12 Aug Chapter 7 Trustee’s Powers-What is a Preference?
A Chapter 7 bankruptcy is a liquidation, so a Chapter 7 trustee has the ability to sell assets and distribute the resulting cash to creditors (less a percentage and administrative costs). But the trustee has other powers, too, which can be more significant in many cases.
One of the goals of the entire bankruptcy system is “equality of distribution,” so that all creditors share equally in the limited assets that are available. The bankruptcy code has a number of provisions designed to equalize distribution among creditors, frustrate attempts by debtors and creditors to skew that distribution, or address a situation where such skewed distribution takes place through happenstance. None of those provisions is more important, or more frustrating to creditors and many debtors, than the preference provisions.

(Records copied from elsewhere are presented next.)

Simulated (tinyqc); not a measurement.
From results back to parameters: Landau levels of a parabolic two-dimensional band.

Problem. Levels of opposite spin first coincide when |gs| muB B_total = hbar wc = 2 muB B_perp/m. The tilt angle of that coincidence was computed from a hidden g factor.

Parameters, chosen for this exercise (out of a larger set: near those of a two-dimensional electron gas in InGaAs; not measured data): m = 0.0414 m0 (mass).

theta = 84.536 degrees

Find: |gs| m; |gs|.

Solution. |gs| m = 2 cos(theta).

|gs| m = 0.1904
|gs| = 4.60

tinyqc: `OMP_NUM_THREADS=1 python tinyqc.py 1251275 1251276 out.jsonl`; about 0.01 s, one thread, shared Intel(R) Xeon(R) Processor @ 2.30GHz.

A preference is simply a transfer before bankruptcy that has the affect of paying one creditor more than that creditor would have received if the transfer had not been made. One of the things that is disclosed in a bankruptcy filing is whether any payments or other transfers were made shortly before filing. In addition, trustees will review records like bank statements, real property records, and the like, looking for such transfers. The trustee may make demand for the return of such assets, so that the value of the transfers may be shared with other creditors. The trustee also has the ability to file a civil suit and obtain a judgment for a preference.
It is important to understand that the preference statutes impose what lawyers call “strict liability,” i.e., a given set of circumstances gives rise to liability, regardless of the intent of the parties. The trustee does not have to prove that the debtor was trying to improve the position of the creditor, or that the creditor was trying to beat other creditors to the punch. If a payment or a transfer has the effect of improving one creditor’s position relative to other creditors, and no defenses exist, the trustee is entitle to recover the value of the transfer.
In general, a preferential payment to a third party is one that occurs within the 90 days prior to bankruptcy. Payments made within a year before bankruptcy to “insiders,” who are generally business partners, family members, and the like, can be set aside as preferential. There are some technical issues to consider–for example, a payment made by check is effective as of the date the check cleared, not the date on the check or the date it was mailed. There are also some defenses to preferences, usually available in a business rather than a consumer setting. Preferences can be voluntary payments, like a check sent in payment of an invoice, or involuntary, like attaching a bank account.
Preference recovery is generally a matter between the trustee and a creditor. When the creditor is a third party the debtor may not care very much. When the creditor in question is a relative, however, most debtors are very concerned indeed. One of the most common scenarios that lead to preference litigation is a debtor who tries to get debts to family members paid before filing bankruptcy. It is a natural thing to try to do. After all, no one wants their financial trouble to affect family members. But, that instinct can make plenty of trouble for debtors and those they try to pay. It is particularly frustrating when the debtor has taken money from something like a 401k plan or IRA, which a trustee cannot touch, used the money to pay a family member, and the result is a lawsuit against that family member. But that is just the most obvious kind of preference. They are not always that easy to identify; in fact, there are even “indirect” preferences. Trustees know them all–that’s what they are paid for.
A debtor needs someone with the same knowledge and experience on his side. One of the most valuable things an experienced attorney can do is prevent problems for you, and unintended consequences for your family members or business partners. It is also best to seek such advice before you make that payment, or transfer that asset. Lawyers are good at damage control, but we prefer to prevent a problem arising in the first place.